The AI answers confidently—but due to a retrieval error, it summarizes a confidential contract belonging to Client Company B.

In milliseconds, you’ve violated GDPR, SOC 2, and the most fundamental promise you made to your customers.

The naive response is often prompt engineering: telling the AI, “Only look at Company A’s data.”

That isn’t security—it’s a suggestion.

And in enterprise systems, security cannot be a suggestion. It must be enforced as a hard constraint.

This article explains how to architect a Zero-Trust Retrieval-Augmented Generation (RAG) system on Databricks—one that secures data at its foundation, not just at the interface.

The Infrastructure Trap: Why Simple Solutions Fail

When building AI systems for multiple customers, users, or departments, teams usually fall into one of two traps.

1. The “Silo” Approach — Too Expensive

Each customer gets their own vector database or index.

Business impact:

Costs scale linearly with customers. Managing hundreds or thousands of indexes becomes an operational nightmare. Margins collapse under infrastructure overhead.

2. The “Shared” Approach — Too Risky

All documents go into a single index, and the AI is expected to retrieve the “right” ones based on similarity.

Business impact:

A high risk of data bleed. Similarity is not security. If two contracts look alike, the AI will mix them up.

What we actually need is the cost efficiency of shared infrastructure combined with the safety guarantees of isolation.

The answer is logical isolation, enforced by architecture—not hope.

Layer 1: Securing the Source of Truth

Before we talk about AI, we must secure the data itself.

On the Databricks Data Intelligence Platform, Unity Catalog becomes our root of trust. We define access policies once, and they apply everywhere—SQL queries, Python jobs, dashboards, and downstream AI pipelines.

Instead of sprinkling

WHERE tenant_id = 'X'

through application code (and hoping no one forgets), we attach a Row Filter directly to the data table.

The Policy (Conceptual SQL)

-- Security Rule: A user can only see rows that match their Tenant ID

CREATE FUNCTION check_tenant_access(row_tenant_id STRING)

RETURN IS_ACCOUNT_GROUP_MEMBER(CONCAT('tenant_', row_tenant_id));

-- Apply Rule to the Data Table

ALTER TABLE rag_documents

SET ROW FILTER check_tenant_access ON (tenant_id);

What this means:

Even if a developer runs 

SELECT * FROM rag_documents

, the database itself hides unauthorized rows. The safety net is automatic—and enforced by the platform.

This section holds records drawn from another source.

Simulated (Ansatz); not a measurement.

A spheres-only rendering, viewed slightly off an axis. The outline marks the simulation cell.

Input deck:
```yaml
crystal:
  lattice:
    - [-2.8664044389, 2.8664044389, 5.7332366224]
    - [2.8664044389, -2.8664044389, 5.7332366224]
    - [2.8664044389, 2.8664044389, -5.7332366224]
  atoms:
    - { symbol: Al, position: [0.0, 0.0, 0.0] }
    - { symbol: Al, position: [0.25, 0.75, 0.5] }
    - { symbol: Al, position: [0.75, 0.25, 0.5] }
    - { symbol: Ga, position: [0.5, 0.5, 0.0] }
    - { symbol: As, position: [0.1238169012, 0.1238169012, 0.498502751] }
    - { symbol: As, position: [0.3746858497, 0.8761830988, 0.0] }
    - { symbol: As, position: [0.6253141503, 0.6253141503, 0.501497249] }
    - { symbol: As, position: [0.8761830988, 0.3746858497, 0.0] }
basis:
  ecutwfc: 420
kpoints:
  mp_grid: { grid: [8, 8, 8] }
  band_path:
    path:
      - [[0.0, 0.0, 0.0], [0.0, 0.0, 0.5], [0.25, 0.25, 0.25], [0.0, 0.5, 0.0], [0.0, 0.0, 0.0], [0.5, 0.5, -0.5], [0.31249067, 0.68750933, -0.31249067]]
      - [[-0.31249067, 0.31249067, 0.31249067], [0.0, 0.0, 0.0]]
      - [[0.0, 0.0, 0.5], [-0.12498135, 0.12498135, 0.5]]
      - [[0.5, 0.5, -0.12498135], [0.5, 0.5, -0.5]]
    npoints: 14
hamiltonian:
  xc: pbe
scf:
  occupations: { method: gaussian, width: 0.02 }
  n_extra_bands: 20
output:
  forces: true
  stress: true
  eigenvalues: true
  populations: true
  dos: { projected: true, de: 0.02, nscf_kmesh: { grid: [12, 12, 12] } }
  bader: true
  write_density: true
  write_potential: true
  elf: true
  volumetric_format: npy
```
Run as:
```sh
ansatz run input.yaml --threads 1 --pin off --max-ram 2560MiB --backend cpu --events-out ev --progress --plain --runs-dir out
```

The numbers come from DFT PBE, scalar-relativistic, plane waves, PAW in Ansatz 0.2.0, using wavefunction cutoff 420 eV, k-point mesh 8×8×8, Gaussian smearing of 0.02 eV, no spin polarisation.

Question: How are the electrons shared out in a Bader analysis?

Layer 2: The Critical Gap in Vector Search

Here’s where experience matters.

Unity Catalog secures tables, but modern AI systems don’t retrieve documents using SQL. They use vector search, which operates on embeddings and similarity—not rows and columns.

Crucial insight:

As of today, vector search engines (including Mosaic AI Vector Search) do not automatically inherit Unity Catalog row filters at query time.

If you query a vector index directly without safeguards, you can bypass the security you carefully built at the data layer.

This is why many “secure” RAG architectures fail in practice.

Layer 3: Enforcing Isolation at the Application Layer

To close this gap, we introduce a Mandatory Filter Injection pattern.

Every query sent to the vector search engine must carry a non-negotiable security scope derived from verified user identity.

The Zero-Trust Workflow

    1. Identity verification

The user authenticates. The system determines exactly who they are (for example: Tenant A).

    2. Filter injection

The backend silently attaches a strict filter to the query:

tenant_id MUST equal 'Tenant_A'.

    3. Secure retrieval

The vector search engine is mathematically constrained to search only within Tenant A’s data. Tenant B’s data does not exist for that query.

The Code Pattern (Simplified)

def secure_retrieve(user_query, user_identity):

    # 1. Never trust raw user input

    # 2. Resolve tenant from verified identity

    tenant_id = get_secure_tenant_id(user_identity)

    

    # 3. Enforce mandatory tenant isolation

    return index.similarity_search(

        query_text=user_query,

        filters={"tenant_id": tenant_id}  # <-- Security enforcement

    )

The result:

A shared infrastructure that behaves like a private silo for every customer—without the cost or complexity of true silos.

Layer 4: Trust, but Verify — The Audit Trail

In regulated industries like finance and healthcare, “we’re secure” isn’t enough. You must prove it.

Because this architecture is built on Unity Catalog, every access path is auditable. By combining Databricks system logs with your own application logs, you can generate a Proof of Isolation report.

This allows you to demonstrate—clearly and defensibly—that:

• User X never accessed Tenant Y’s data
• Every retrieval was properly scoped
• Security controls were consistently enforced

That’s the difference between confidence and compliance theater.

The Executive Takeaway: Defense in Depth

Secure AI isn’t a product you buy. It’s an architectural discipline.

A production-grade, enterprise AI platform relies on defense in depth:

• Data layer: Row-level security on source tables
• Application layer: Mandatory identity-based filtering
• Infrastructure layer: Least-privilege access for services
• Audit layer: End-to-end logging for compliance and trust

With this approach, you move from hoping your AI is secure to knowing it is.